Kamwendo: South Africa’s Northern Cape is proving to be rich in copper.

Creamer: Historically there was a lot of copper mining in South Africa’s Northern Cape but then round about the 1990s, the copper price dropped and mines closed. But copper mining people are going in there, reopening some of the mines, and also exploring for new ones and every time they drill a hole, they get confident that there's a lot more copper. This is really important for us because the world is electrifying and the demand for copper is growing very strongly. So this is going to benefit South Africa.

Kamwendo: The State-owned Mintek is shining a bright light on South Africa’s valuable platinum group metals endowment.

Creamer: The platinum group metals are becoming more and more important. They have got strong demand now. But, in the future, they may not have that strong demand, or they may have increased demand. In the meantime, a State enterprise like Mintek, which is South Africa’s national mineral research organisation, is looking very strongly at how you can increase the efficiency of mining and processing, particularly processing, platinum group metals. They hosted a presentation which I think is going to assist in emphasising just how important it is to extract the best value out of platinum group metals and Mintek is outlining how that can be done.

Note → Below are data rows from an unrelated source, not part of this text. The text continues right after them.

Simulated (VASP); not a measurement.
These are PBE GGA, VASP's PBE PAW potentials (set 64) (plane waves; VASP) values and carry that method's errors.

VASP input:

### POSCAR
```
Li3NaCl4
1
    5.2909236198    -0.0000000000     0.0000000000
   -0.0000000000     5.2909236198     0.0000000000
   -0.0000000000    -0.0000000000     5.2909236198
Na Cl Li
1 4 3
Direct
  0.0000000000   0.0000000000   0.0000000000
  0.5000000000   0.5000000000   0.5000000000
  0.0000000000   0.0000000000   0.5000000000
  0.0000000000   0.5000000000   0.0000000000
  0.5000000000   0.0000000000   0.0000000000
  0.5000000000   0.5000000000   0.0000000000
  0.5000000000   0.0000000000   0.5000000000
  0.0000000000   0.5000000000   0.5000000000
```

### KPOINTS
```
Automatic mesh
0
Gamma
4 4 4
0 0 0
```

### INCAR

Creamer: Sibanye-Stillwater is developing nearly a dozen new platinum group metals projects in South Africa.

Creamer: It is remarkable that you have a situation where there three were historically three big mining companies that historically work separately even though they adjoined one another. But the three big mines were bought by a single company, and that has made all the difference because the three mines have now been brought together into one mine.

This is what has happened with Sibanye-Stillwater out at Rustenburg and also Marikana. The former Anglo-American Platinum and the former Lonmin and former Aquarius have been brought together as one mine, and this is unlocking huge value. Just on the primary mining projects there are seven going forward and then you have got several secondary projects going, because there are so many dumps there from where you can extract the platinum group metals. Then there are also  processing plants. It is so rich; it has got flexibility and mines often need flexibility. Sometimes the price of their metals and minerals is high, sometimes it is low and this operation now across 70 kilometres offers tremendous flexibility and also tremendous value.

Kamwendo: Thanks very much. Martin Creamer is publishing, editor of Engineering News & Mining Weekly.